Even though as much as 60% of surveyed purchasers state they are familiar with environmental criteria in public procurement procedures, only a third say that they actually implement them, it is shown in the new survey on green public procurement performed by NALED among citizens, purchasers and bidders.
These and other survey results, as well as the current state and the potential for further reducing the environmental impact of public procurement process, were the topics discuussed at the second online conference titled „Green Public Procurement in Serbia – Current situation and perspective“, organized by NALED within the campaign Month of Public Procurement.
- The new Law on Public Procurement undoubtfully encourages the application of green criteria, but our survey shows that the practice has simply not been widely adopted. This is supported by the fact that the Public Procurement Office has so far not identified any green procurement in the past two years. It is therefore necessary to make these criteria mandatory, as soon as possible. At the same time, it is important for us to be aware that change does not come over night, and results can be expected only with adequate strategy. This is why we need to work together on popularizing green public procurement, both in the general public and among bidders and purchasers, through a set of training, developing guides, handbooks and devising concrete recommendations for improvement. NALED plans to offer proposals for the purchase of certain goods such as office material, chemical products, lighting etc. – said Vuk Božić, NALED's consultant.

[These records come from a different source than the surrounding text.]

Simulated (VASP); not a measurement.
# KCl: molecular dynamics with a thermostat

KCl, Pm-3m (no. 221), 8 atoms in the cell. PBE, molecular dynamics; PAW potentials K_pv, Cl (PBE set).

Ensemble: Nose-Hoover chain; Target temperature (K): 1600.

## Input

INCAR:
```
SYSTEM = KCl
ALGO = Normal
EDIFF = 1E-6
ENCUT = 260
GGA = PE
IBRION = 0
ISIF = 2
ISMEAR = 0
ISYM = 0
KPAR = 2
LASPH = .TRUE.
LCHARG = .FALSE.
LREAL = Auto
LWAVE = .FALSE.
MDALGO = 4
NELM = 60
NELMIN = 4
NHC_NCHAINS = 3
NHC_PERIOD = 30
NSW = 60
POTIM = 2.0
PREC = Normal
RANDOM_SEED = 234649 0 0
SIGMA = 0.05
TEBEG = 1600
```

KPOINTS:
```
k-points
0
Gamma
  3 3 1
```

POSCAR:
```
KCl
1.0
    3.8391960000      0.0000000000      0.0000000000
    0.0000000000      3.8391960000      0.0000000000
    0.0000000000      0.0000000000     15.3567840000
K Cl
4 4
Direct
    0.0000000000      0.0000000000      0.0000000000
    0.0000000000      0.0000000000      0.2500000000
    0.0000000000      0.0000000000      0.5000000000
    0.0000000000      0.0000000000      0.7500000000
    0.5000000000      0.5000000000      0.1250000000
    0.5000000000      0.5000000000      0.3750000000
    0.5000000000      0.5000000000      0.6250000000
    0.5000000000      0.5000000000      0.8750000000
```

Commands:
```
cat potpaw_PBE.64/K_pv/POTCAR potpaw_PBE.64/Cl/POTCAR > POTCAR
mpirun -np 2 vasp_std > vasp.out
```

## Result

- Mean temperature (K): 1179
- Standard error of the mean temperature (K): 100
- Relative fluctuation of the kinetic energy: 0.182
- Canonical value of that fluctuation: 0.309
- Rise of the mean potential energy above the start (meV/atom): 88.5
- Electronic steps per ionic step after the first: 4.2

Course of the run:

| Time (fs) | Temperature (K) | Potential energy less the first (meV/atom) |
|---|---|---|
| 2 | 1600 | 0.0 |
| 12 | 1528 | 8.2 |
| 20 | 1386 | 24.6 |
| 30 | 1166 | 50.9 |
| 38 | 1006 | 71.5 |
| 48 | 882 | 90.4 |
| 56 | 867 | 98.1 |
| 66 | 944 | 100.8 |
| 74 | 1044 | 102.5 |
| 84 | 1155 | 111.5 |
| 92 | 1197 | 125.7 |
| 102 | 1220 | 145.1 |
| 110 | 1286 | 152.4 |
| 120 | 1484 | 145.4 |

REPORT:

Even though the current situation in the field of green public procurement is not satisfactory, the participants of today's webinar believe that Serbia, following best practice examples from the European Union, could gradually improve the current conditions regarding green public procurement.
- Along with the Netherlands, holding the absolute record with 100% central and 75% local green public procurement, member states that stand out by successfully resolving the matter of public procurement include Croatia and Slovenia. For example, Croatia adopted its first Action plan in 2015, organizing 60 specialized training on this topic, with more than 1000 participants, in the same year. The practice was also continued the following year, and the country developed a large number of guides and manuals as a form of professional assistance. This approach resulted in around 550 contracts with the green criteria already in 2018, and nearly 1700 last year – said Danilo Radičević, Policy Officer in NALED.
More about the problems and challenges faced by Serbian purchasers and bidders in the field of green procurement was discussed by a representative of organization Alhem, Jasminka Ranđelović.
- We need to start from the fact that not enough citizens, particularly purchasers and bidders, are aware of the importance of this topic. In this sense, trainings and other forms of expert and professional support for purchasers and bidders could be of crucial benefit, particularly for the formulation of criteria and publishing of open call documentation. On the other hand, the thing that further complicates the whole situation is the evident lack of coordination and cooperation between state authorities in charge of green procurement. This is why it is highly important for the state to get involved and contribute by, for start, identifiying the priority categories of procurement that should include the green criteria – says Ranđelović.
The campaign „Month of Public Procurement“ was launched in early July by NALED and association Bidders of Serbia within the project „Public Private Dialogue for Growth“ financed by USAID, thus enabling interested public to nominate their proposals and solutions via website jpd.rs and contribute towards improving the public procurement system in Serbia.